At the API and standards level, these two cards are closely matched — both support DirectX 12 Ultimate, OpenGL 4.6, and ray tracing, so neither has an inherent edge for broad game and application compatibility. The RTX 5060 Ti does carry a newer OpenCL 3.0 implementation versus the RX 9060 XT's 2.2, which matters for GPU-accelerated compute workloads like video processing or machine learning inference, though this distinction is secondary for gaming-focused buyers.

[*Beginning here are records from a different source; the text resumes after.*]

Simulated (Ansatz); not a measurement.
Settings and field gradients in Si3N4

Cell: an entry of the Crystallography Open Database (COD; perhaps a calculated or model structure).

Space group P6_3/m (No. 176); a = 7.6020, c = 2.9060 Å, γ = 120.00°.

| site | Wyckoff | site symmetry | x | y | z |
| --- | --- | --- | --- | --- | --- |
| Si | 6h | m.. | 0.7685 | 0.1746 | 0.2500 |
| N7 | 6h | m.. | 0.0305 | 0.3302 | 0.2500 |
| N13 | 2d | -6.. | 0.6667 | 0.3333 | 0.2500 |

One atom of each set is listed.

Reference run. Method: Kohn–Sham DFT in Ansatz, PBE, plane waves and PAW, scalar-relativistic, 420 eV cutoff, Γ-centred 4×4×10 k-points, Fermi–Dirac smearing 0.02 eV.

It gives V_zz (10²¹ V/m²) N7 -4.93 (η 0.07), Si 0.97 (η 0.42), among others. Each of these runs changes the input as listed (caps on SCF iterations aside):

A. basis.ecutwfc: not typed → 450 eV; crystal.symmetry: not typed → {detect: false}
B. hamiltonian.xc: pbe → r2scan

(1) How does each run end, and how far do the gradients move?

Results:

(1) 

The most consequential feature gap is upscaling: the RTX 5060 Ti supports DLSS, while the RX 9060 XT does not. DLSS — particularly in its latest iterations — is one of the most impactful in-game technologies available today, capable of delivering significant frame rate boosts with minimal perceived quality loss, and increasingly paired with frame generation for even higher output frame rates. The RX 9060 XT's lack of DLSS support is a notable omission in a feature-driven comparison, especially given how widely the technology is supported in modern titles. The RTX 5060 Ti also supports one additional display (4 vs 3), a minor but real advantage for multi-monitor setups.
Factoring in all the data provided, the MSI RTX 5060 Ti holds the stronger feature set. DLSS support alone is a significant differentiator with direct, measurable in-game impact, and the broader display support adds further flexibility. The RX 9060 XT counters with RGB lighting — an aesthetic perk, not a performance one — which does little to close the gap.